In January, the Cupertino, California-based tech giant announced Q1 FY22 results, which saw record revenues of $123.9 billion, up 11% year-over-year. Of that amount, over $71 billion came from iPhone sales. Shares of Apple closed Tuesday at $155.09.

AAPL Weekly Chart

Expectations are that the new iPhone SE will drive sales in Asia and other emerging markets, expanding the company's global consumer base. Furthermore, the tech giant hopes to build on the success of its iPhone 13 product line.

Despite Apple's long-term growth prospects, this year's tech rout didn't spare its stock. As a result, the company lost 12.6% of its value year-to-date.

Today's article introduces two exchange-traded funds (ETFs) that could appeal to readers interested in buying a fund that has the world's largest company by market cap as its primary holding.

1. Goldman Sachs JUST U.S. Large Cap Equity ETF

  • Current Price: $61.41
  • 52-week range: $56.21 - $68.92
  • Dividend yield: 1.20%
  • Expense ratio: 0.20% per year

The Goldman Sachs JUST U.S. Large Cap Equity ETF (NYSE:JUST) provides exposure to U.S. large-capitalization (cap) firms selected for their "just business behavior," as calculated by JUST Capital. This not-for-profit organization measures and ranks companies on the issues Americans care about most.
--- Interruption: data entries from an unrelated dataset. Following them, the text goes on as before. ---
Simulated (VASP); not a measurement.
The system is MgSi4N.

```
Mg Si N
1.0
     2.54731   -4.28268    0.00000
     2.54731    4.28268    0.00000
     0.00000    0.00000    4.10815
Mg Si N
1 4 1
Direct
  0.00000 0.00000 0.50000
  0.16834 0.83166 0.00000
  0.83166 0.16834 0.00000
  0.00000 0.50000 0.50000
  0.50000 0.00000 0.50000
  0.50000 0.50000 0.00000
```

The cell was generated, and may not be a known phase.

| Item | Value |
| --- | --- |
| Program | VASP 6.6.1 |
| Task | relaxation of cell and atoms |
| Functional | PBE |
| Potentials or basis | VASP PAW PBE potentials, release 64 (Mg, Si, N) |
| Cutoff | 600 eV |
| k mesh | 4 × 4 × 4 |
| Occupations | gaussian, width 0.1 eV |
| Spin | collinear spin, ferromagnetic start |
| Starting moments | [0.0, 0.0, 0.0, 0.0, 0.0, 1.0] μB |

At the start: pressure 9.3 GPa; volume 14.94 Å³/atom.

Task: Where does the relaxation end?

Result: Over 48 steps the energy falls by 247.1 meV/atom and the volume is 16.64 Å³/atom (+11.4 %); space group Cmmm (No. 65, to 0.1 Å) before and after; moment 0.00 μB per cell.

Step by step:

Such topics typically range from environmental factors to worker satisfaction, consumer rights, and how businesses support their communities. This ranking reminds us of the power consumers have in society.

JUST Weekly Chart

JUST, which has 472 holdings, tracks the JUST U.S. Large Cap Diversified Index. The fund became available in June 2018.

In terms of sectoral allocation, we see information technology (30.6%), health care (13.1%), consumer discretionary (11.4%), and financials (11.3%), among others. The fund's top 10 stocks account for close to a third of its $264.4 million net assets.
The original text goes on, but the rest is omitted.